Even for those of us who aren’t yet fully vested—for whom his growing universe of albums, mixtapes, standalone songs, and features remains as yet largely unexplored—Young Thug’s artistry remains fertile and tantalizing. The rapper’s holographic hail of similes, metaphors, mad-libs, and non-sequiturs is downright improvisatory, to such a degree that meaning takes a backseat to inflection and patois, that you’d be hard pressed to convince anyone to curate a Young Thug Genius.com page.
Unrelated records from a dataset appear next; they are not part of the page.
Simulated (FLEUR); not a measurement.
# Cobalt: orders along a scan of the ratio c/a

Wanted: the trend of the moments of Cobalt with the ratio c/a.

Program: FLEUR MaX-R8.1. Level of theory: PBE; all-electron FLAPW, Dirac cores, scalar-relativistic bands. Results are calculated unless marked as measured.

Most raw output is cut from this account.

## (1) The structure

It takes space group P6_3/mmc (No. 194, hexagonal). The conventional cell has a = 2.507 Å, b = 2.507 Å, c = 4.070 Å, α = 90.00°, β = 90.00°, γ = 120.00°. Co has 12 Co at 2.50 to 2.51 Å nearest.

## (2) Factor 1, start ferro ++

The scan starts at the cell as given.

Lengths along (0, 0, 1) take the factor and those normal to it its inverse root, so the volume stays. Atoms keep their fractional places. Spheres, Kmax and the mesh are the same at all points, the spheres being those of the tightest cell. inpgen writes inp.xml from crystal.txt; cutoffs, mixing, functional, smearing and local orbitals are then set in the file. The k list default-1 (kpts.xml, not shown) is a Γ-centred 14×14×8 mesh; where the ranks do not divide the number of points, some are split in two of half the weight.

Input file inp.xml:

Some reviewers ascribe an acute bathos to I’m Up (300 Entertainment/Atlantic), but five or six plays passed before I could even begin to process the record as anything beyond a very addictive, very tropical brand of microphone acrobatics. (Other rappers guest here, but somehow, they all end up sounding like Thug. Maybe I’m just getting old.) No real choice cuts yet, though zingers are starting to stand out: an eye-rolling Rosa Parks joke, an odd juxtaposition of arousal and adult dampers, the revelation that (maybe) Thug didn’t have a wagon as a kid. Sure, I could delve deeper—or I could just bodyboard dude’s variegated emphases ‘til kingdom come. It’s nice to have choices.
Now as ever, Tim Gane is a firm believer in the primacy of the groove. On Void Beats Invocation Trex (Duophonic Discs), Gane, fellow multi-instrumentalist Holger Zapf, and drummer Joe Dilworth stay grounded, even as they prod basic melodies in myriad directions. The valedictory “Black Glass Actions” courts introspection; the enticingly convoluted “Echolalia” simulates plastic funk. Elsewhere, the trio goes long: surrendering to the lure of avian krautrock on “Melody in High Feedback Tones” and pinballing cosmopolitan bop with “Pantechnicon.”
Stereolab flashbacks are unavoidable, and not just because Sean O’Hagan laces “Zone Null” with heartbreaking piano. Yet Cavern of Anti-Matter proves playfully lost in the percolating, instrumental reeds here, casting the strongest spell yet in a fledgling career. When Deerhunter’s Bradford Cox surfaces on “Liquid Gate” halfway through the album, in fine, substitute-Sadier form, he seems beamed in from some alternate paradigm.
I like Thug, but like you, I'm not a member of the cult. Yet. I'm still working my way out of the deep void of Future—I don't think I listened to any hip hop other than Future from December until Pablo came out (did it ever come out?). From what I've heard from people, it seems like people get obsessed with one or the other: Thug's wacky verbal acrobatics or Future's well of codeine. They're both such idiosyncratic artists with SO much material, I guess it's hard to dive deep into both of them. Still, Barter 6 is great. Still need to the Slime Seasons and I'm Up.